After a couple days in Quito to recharge, we take a morning flight to San Cristobal Island - the first island Darwin visited in the Galapagos Archipelago. Over the next eight days, we visit sites of ecological significance and incredible biodiversity on four different islands. You’ll swim, kayak and have close encounters with amazing wildlife.
One of the highlights of any visit to the Galapagos is the incredible snorkeling opportunities available. From Kicker Rock and Los Tuneles, you’ll spot sea lions, harmless reef sharks, rays, turtles and other diverse marine life. We also swim and snorkel at La Loberia beach, a stretch of coastline home to sea lions, yellow warblers, frigates, various species of finches and large Galapagos marine iguanas.
We visit Floreana Island where you learn about the fascinating cultural history of the island. Then to Isabela, the largest island in the archipelago and home to penguins, tortoises, flightless cormorants pelicans and Sally Lightfoot crabs, as well as several unique bird species. It is the only island with the equator dissecting it, and the only place in the world where a penguin can be in its natural habitat in the Northern Hemisphere. We hike to the summit of Sierra Negra, the oldest volcano in the Galapagos. Its southern and eastern sides are fertile and covered with lush tropical vegetation. The higher reaches are more barren with scrubby bushes and grasses. The northern side of the volcano is almost entirely devoid of vegetation due to lava flows.
We will wrap up the program on our fourth island with time for celebration, more snorkeling and reflection on our learning and growth throughout the program. The group will fly together to Guayaquil City on the Ecuador mainland to connect with international departures.
Note: Each week there will be some designated free time in a town or city so that you can catch up on email and laundry, rest, and have your own independent experiences with others in the group.
Open to students, graduates and non-students, ideally 18-24 years. This program is suitable for anyone of average fitness with an enthusiasm for conservation, humanitarian work, new experiences and different cultures. It is an excellent option for students and graduates wanting to be exposed to and immersed in cultures different to their own. You need to be open-minded, committed to, and prepared for some physical work whilst on the volunteer component of the program. You do not need to be proficient in Spanish. This program is suitable for both beginner and experienced Spanish speakers. No prior travel, trekking or experience with activities is required.

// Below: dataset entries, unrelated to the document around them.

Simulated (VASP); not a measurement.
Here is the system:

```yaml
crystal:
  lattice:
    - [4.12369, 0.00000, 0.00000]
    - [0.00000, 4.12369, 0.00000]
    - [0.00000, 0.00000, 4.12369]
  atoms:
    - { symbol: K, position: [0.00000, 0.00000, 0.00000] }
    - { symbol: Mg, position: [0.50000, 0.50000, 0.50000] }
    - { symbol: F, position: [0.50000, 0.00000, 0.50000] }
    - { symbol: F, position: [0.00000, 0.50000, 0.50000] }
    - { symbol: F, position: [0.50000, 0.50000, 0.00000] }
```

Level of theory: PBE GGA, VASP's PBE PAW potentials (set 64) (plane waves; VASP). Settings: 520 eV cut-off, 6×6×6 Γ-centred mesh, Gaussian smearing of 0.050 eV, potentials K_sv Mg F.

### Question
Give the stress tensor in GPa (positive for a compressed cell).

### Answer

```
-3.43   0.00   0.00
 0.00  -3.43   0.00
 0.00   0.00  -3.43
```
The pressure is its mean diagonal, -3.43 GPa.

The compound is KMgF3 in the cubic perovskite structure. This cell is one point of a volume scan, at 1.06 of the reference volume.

The program is a shared group experience. We expect you to join the program with an open mind and a willingness to work together with your group mates to make the program an amazing experience for the whole group. Additionally, the program will be as much about the inner journey of personal growth and learning about yourself as it is about what you will experience in the outer physical journey. We expect you to be open to learning and challenging your ideas and assumptions.
Our accommodation will vary from welcoming homestays, lodges and camping with shared facilities, to hotels and guesthouses with private bathrooms. Laundry and WiFi will be available frequently, except while at our service learning projects, trekking trips and community stays. Accommodation is diverse, comfortable and carefully chosen to fit our needs.
Meals are fresh, tasty, healthy and varied. Special dietary requirements and vegetarians are catered for. 100% of meals are included in the program cost.
*Note: Free visas-on-arrival are issued for Ecuador and Peru.